News Americas, NEW YORK, NY, Fri. Mar. 30, 2018: Caribbean-American elected officials are being urged to speak up on new US Census changes by the Donald Trump administration that could cost them their jobs.
Felicia J. Persaud, the founder of CaribID, the historic initiative launched in 2009 to get Caribbean nationals accurately counted by the US government, said she is appalled by the deafening silence so far from many Caribbean born and Caribbean-Americans in elected office across the US, to the Trump administration’s racist decision to add a question about citizenship to the 2020 census.
Such a move will not only result in the further undercount of the Caribbean and other immigrant populations already living in fear of Trump’s immigration round-ups, but it will lead to serious redistricting, which will leave many Caribbean and immigrant elected officials possibly out of a job, said Persaud.
“The entire move is a xenophobic political one, aimed at creating fear and slamming the door in the face of immigrants while shoring up the ‘Trump base’ through redistricting triggered by a massive undercount,” said Persaud. “Immigrants have long been fearful of taking the decennial Census and this decision will only serve to drive them further underground, despite their immigration status, while leaving many Caribbean American elected officials vulnerable to having entire districts banished from electoral maps and their jobs becoming history.”

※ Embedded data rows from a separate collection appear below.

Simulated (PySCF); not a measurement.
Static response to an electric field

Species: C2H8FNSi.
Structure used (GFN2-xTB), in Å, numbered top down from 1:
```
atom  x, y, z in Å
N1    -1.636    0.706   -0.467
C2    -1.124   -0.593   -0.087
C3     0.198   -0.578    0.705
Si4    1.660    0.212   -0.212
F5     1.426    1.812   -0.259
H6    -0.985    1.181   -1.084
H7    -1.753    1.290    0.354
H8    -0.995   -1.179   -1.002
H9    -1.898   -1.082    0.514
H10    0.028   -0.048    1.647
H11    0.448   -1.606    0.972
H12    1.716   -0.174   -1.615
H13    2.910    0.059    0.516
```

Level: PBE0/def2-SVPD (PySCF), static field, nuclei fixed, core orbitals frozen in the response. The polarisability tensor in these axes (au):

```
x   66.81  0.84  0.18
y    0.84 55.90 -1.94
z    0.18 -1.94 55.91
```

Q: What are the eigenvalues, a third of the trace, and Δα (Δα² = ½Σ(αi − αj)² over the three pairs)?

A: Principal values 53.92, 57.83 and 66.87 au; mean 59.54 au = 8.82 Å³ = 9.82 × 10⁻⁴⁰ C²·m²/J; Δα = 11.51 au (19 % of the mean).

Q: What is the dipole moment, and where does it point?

The Caribbean-born, US-based entrepreneur, is also urging the Caribbean Bar Association to join other rights organizations and attorneys general across the US, to take a stand and sue the federal government.
“The US Constitution requires that every resident of the United States be counted in a decennial census, whether or not they are citizens,” said Persaud. “The results are used not just to redraw political boundaries, from school boards to House seats, but to allocate hundreds of billions of dollars in federal grants and subsidies to where they are needed most. Census data provide the baseline for planning decisions made by corporations and governments alike. We in the Caribbean US Diaspora must realize how important this is and stand up for those who are too fearful to stand up for themselves but most of all, stand up and be counted because our future and our livelihoods do depend on it.”
ABOUT CARIB ID
Carib ID is a historic initiative started by Persaud in 2009, to get Caribbean nationals a category on US Census forms in order for them to be accurately counted. So far, the movement, which has created dozens of partnerships across the country in its infancy and secured two bills in the US Congress to call for a separate category for Caribbean nationals in the US, has been able to lobby effectively for a write in portion for the 2020 Census under the African American race category, for Caribbean immigrants to write in their country of origin or ancestry.